Last week’s gospel was: render unto Caesar what is Caesar’s, render unto God what is God’s. I was definitely having rendering problems. Render, in case you weren’t sure, means “to give what is due or owed.” I possessed, each week, seven days and do the math, you know, a lot of hours, and I somehow felt like I spent most of my week doing things I didn’t want to do. Why was I giving my time to areas where it was not “due or owed”?
It’s a practical problem—I want to be a writer but lack the domestic freedom of the writers of yore. I have dishes to do, and then a demanding full-time job. It’s frequently a difficult decision to balance the need for an organized space and a the need for a chunk of time for Art.
Sundays are my usual cleaning days, and when my cleaning is done, I get to have a cup of coffee and writing time. Every week, I fight a little civil war over the hours between three and four.
I’d like to get to coffee and have a solid hour and a half to settle in and write before church. I’d also like to start my dizzying work week with a clean kitchen and bathroom and the trash taken out, my clothes hung up or thrown in the laundry, the catbox ready for a new week of shit—that’s an absolute minimum. I don’t like to begin Monday feeling already deficient.
This last Sunday, I had left for coffee unshowered. Showering was what would wait. I know. It’s ridiculous. I either shortchange my cleaning and come home later deflated by lingering squalor, or I shortchange my writing time and have to zoom off to church annoyed, my head still in my notebook. For the record, I did bathe when I got home. If any of you compulsively clean Americans are keeping score.

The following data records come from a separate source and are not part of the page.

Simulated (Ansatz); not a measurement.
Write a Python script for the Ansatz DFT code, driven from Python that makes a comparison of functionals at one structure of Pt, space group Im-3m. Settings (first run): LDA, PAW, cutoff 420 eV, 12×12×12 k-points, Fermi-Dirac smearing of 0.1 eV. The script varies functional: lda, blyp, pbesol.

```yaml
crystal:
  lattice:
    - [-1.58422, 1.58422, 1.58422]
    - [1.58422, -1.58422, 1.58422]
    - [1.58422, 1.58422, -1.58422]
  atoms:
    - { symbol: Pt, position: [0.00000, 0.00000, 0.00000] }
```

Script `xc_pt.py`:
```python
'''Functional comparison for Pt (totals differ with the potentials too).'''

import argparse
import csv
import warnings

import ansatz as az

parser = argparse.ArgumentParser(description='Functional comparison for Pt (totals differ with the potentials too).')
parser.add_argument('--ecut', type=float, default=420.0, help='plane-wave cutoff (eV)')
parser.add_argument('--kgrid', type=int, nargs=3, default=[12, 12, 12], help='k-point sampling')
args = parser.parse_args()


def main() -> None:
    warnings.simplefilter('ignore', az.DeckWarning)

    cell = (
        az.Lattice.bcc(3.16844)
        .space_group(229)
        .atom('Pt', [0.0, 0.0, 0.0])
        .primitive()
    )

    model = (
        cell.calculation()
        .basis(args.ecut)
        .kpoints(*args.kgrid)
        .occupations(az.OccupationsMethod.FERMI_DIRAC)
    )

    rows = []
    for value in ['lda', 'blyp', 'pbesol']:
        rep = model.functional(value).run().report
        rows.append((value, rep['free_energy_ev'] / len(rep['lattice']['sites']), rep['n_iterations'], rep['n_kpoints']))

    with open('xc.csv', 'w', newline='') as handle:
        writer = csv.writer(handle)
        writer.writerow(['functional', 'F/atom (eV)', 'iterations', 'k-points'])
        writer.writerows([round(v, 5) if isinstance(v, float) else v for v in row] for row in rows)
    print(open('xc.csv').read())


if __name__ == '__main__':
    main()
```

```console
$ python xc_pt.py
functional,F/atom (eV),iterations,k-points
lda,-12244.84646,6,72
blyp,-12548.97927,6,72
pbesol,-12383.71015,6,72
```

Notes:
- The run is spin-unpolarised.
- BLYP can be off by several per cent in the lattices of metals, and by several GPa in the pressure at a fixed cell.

I also couldn’t render things yes or no according to any reasonable system. When my dad said, I want you to come over and look at furniture on Sunday, I just should have said, no, hell to the no. I’m not talking to anyone on Sunday. I have spent the last two Sundays trying to act like a good girlfriend (which is a stretch for me, I assure you), and this Sunday, with boyfriend out of town, all I’m going to do is read and putter and stare and read and fall back asleep until I have to clean up. I can’t be a good daughter or a good girlfriend or any other kind of good this Sunday.
So the message is you’re supposed to look at the thing in your hand, and say, Hey, it’s Caesar’s, and Hey, this is clearly God’s. Except that deep down, everything is God’s, and also, if you took a minute to focus and clearly look for a face in any situation, you would probably know what to do. Even worse, although I’m not sure I even want to go into this, the meaning of “render” that the translator may have had in mind—the one that jumped out at me– suggests that there are requirements, not merely hippie feel-good options, for how one should spend one’s time. That it is owed to someone(s) and something(s). And what happens if you don’t pay up what is owed?
I was not focusing and looking clearly at my situation. I was fretting, and whining, but I was not looking. I was spending my energy and money without even looking at what I was giving out. Was it a fifty? Was it a five? And the uglier, more practical, and more scandalous truth was that I had been doing exactly the same thing with my literal money. Since I moved last month, I have blindly thrown purchases on my debit card (verboten!), not filled out my monthly budget, left unpaid at least one bill, and cleverly avoided calling my bank. I was also greedily avoiding making my usual donations because I worked so hard for poor kids, which only serves to make me feel like a dried-up monster. I spent some time a few years ago getting sober with money, and here I was acting drunk again. It was good that I was reading Eric Clapton’s autobiography. I wish there was a Hazeldon Center for money. Well, I guess there is… federal prison.
But this wasn’t my point. My point was that I guess I hadn’t even learned much of a spiritual lesson, it was just that Jesus and his notetakers had pointed out to me that if you aren’t carefully considering what you are doing, you are likely to do a lot of things you don’t want to do. That a little time up front making a reasonable plan could really pay off. A reasonable plan could ensure that you won’t end up with a lot of Caesar receipts mixed in with your God receipts, and that you won’t end up in federal prison.